Friday, November 22, 2013

In the Wilderness: When Prayers Aren't Answered Like You'd Like

Today I will be beginning a series on the Children of Israel and their time of wandering in the wilderness and asking what we can learn from their situation. The first comparison I see between the Hebrews and us is that God doesn't always answer us in the way we thought He would. These are the ways in which the answers didn't come in the way the Israelites thought:

1. Slavery didn't end with the death of the king. In the beginning of Exodus we find the Israelites under strong oppression in Egypt. The king was scared of them, so he drove them into slavery. When they continued to grow in number, he decreed that each newborn boy was to be killed. But the bible says "because the midwives feared God, they refused to obey the king and allowed the boys to live." We are later told that God blessed the midwives for this act.

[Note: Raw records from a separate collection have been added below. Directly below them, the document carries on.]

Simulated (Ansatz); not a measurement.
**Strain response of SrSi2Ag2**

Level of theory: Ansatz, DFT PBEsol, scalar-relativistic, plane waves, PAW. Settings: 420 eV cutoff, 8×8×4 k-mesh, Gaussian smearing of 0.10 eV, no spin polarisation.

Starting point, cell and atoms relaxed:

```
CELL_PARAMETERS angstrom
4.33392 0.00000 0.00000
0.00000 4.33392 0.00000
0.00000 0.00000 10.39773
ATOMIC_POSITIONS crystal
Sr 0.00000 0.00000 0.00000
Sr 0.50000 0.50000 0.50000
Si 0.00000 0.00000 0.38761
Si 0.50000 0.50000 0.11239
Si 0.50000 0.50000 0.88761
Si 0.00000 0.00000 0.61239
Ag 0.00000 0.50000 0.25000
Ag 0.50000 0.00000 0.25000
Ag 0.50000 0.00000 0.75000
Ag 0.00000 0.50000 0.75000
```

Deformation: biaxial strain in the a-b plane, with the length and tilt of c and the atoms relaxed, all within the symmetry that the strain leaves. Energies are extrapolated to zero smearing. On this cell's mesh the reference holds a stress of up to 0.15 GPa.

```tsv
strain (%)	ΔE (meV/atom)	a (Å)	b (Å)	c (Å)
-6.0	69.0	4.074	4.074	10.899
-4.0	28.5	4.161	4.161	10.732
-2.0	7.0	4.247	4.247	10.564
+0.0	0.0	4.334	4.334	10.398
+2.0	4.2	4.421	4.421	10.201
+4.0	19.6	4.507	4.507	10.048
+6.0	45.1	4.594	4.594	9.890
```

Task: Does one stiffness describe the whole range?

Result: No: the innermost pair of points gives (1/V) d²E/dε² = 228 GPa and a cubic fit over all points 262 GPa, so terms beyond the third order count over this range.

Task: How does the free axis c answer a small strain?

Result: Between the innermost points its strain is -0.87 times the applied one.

Because all this treachery stemmed from one king's desire for power, I'm sure that they thought with his death they may be free. Verses 23-25 however tells us that after the king died, "The Israelites still groaned beneath the burden of slavery. They cried out for help, and their pleas for deliverance rose up to Go. God heard their cries and remembered His covenant promise to Abraham, Isaac, and Jacob. He looked down on the Israelites and felt deep concern for their welfare."

So why didn't God let the slavery end with the death of the king? Because He was allowing them to get to the place of crying out to Him. Although the midwives "feared God", it is not until the death of the king that we see the collective body calling on the name of the Lord. My assumption is that they hadn't done so before because they were holding out hope that with a new reign they would be free. Now they were hopeless, and when you are in that place, your only chance is to call on the hope of the world.

2. They wouldn't have chosen a vigilante stutterer as their leader. For all the credit we give Moses as a great leader, the fact remains that he was a fugitive of the law after having killed an Egyptian and hiding the body. I'm pretty sure that if the Israelites would have elected someone to advocate on their behalf before the king they would have picked someone who wasn't running the risk of arrest when he entered the town. Furthermore, there is a reason great orators become great leaders. Time was of the essence, they wouldn't have picked a man to speak for them who took twice as long to plead their case. The fact that he had to have a translator would have knocked him out of the running.

Why did God pick Elmer Fudd with an anger management issue to lead them? Because as my mother says it, "when you aren't number one on man's list, you can know that God choose you, not man." God's will was completed through this thoroughly imperfect man. If he had all the right credentials, there would have been a tendency to give him credit for God's work. But when this is who you got, there is no doubt it was the hand of God leading them.

3. God could have teleported them to the Promised Land. Once they were actually delivered from the hand of pharaoh, they still had to wander for 40 years. How ridiculous is that? I mean, honestly, if this is a God who can make water stand up like walls and allow them to walk across dry land, then why couldn't he just pick them up and set them down in the Promised Land? He could have dropped down all the parts for them to invent the car or airplane. 40 years seems kind of drastic right?

Throughout their time in the wilderness they blamed Moses. But after they were released from Egypt, Exodus 12:51 made it clear who took them through the wilderness when it says "the Lord began to lead the people of Israel out of Egypt..." It was by God's design that they wandered. It is by God's design that we sometimes must wander.

In the wandering we learn about things like sufficiency on God, contentment in the blessings He gives us, and his sovereignty. We get impatient and expect to arrive at our Promised Land without the trying times in the wilderness, but time and time again, we see that God doesn't work like that. If it weren't for the wilderness experience, they wouldn't have known the true blessing in the Promised Land. If they didn't have to eat manna everyday for 40 years, they wouldn't have appreciated the land flowing with milk and honey. In your wandering don't lose heart! He is setting you up to appreciate the promise that is coming!